RMT union vows to keep pressure on company and repeats calls for it to be taken into public ownership

MARITIME union RMT slammed law-breaking P&O Ferries today after the disgraced company made an unsuccessful attempt to cut the pay of its new, cheaper agency staff.

The union vowed to keep the pressure on P&O after the U-turn and also repeated its calls for the company to be taken into public ownership and for the 800 workers it sacked in a crude cost-cutting move to be reinstated.

Last month, P&O Ferries boss Peter Hebblethwaite admitted to MPs that the dismissal of the workers without notice was illegal.

The RMT said that it had  intervened on Sunday after the company tried to force agency workers to sign new contracts with sharply reduced pay.

P&O was forced to back down after RMT called in the Maritime Coastguard Agency (MCA), which reinstated the agency workers’ original wages.

RMT general secretary Mick Lynch said: “Due to the pressure from RMT seafarers, P&O have been prevented from further cutting the pay of vulnerable agency crew.

“There are no depths to which P&O and their Dubai owners at DP World will sink to extract the maximum profit from ferry crews operating our vital maritime supply chains.

“This is underlined by the fact that despite this U-turn, P&O are still only paying barely half the UK minimum wage of £9.50 per hour.

“Ultimately, staffing ships with superexploited agency staff is not just morally wrong, it undercuts those remaining ferry operators who do abide by union rates of pay and conditions and undermines passenger safety.

“The only way out of this latest crisis at the ferry operator is for the government to take over the running of P&O vessels and reinstate directly employed staff on union rates of pay.“

However, in a statement published today, P&O Ferries claimed that “no agency seafarers were asked to accept reduced wages” and that there had been an “administrative misunderstanding.”
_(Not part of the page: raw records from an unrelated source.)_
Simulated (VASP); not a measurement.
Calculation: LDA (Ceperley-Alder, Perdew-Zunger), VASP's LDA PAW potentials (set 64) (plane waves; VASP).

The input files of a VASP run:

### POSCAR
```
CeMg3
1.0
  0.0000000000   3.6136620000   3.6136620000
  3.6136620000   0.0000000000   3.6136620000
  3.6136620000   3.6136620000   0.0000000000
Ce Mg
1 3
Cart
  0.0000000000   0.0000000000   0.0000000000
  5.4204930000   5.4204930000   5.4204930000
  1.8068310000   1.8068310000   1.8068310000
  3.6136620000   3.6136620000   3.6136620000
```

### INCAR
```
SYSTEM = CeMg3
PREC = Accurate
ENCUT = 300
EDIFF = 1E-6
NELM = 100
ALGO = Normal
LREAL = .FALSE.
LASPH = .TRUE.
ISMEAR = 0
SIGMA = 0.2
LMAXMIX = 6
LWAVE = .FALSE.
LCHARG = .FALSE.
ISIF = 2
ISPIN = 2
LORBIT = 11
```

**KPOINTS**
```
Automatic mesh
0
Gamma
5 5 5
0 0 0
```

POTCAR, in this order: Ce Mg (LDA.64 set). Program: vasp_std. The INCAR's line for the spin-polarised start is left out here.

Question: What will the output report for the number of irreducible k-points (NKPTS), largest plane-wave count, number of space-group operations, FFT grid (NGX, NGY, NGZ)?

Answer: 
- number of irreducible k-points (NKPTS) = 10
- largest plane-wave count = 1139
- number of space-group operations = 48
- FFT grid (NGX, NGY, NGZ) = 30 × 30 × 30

RMT rejected these assertions, with a union spokesman saying: “P&O’s statement is contradictory.

“On the one hand, they claim there was an administrative misunderstanding which they rectified. And on the other, they say there was never an attempt to pay agency workers lower rates of pay.

“The fact is P&O were caught trying to pay people from South America inferior wages to their counterparts in Europe and the MCA made them change those contracts. 

“We have seen contracts of agency workers where they are being paid the equivalent of £4.35 an hour for 17 weeks’ work.”

The Sunday Mirror reported seeing an email from an agency seafarer who said: “They don’t care about rights. This is my sixth day working without contract, please help us. They try to give us less money. We are desperate.”

RMT national secretary Darren Procter said that P&O Ferries had “brought people in on a month’s contract, some on two-month contracts” and then told them that they had to accept lower pay rates if they wanted to stay on.

Labour shadow transport secretary Louise Haigh said: “P&O Ferries have sunk to a desperate new low, all while the £325,000 per year chief executive faces no consequences whatsoever.

“This shameless board should be struck off for good. Ministers are still letting them get away with it.”

Transport Secretary Grant Shapps, who has vowed to introduce legislation to bring P&O into line, said that the company “must pay the minimum wage like all UK businesses.”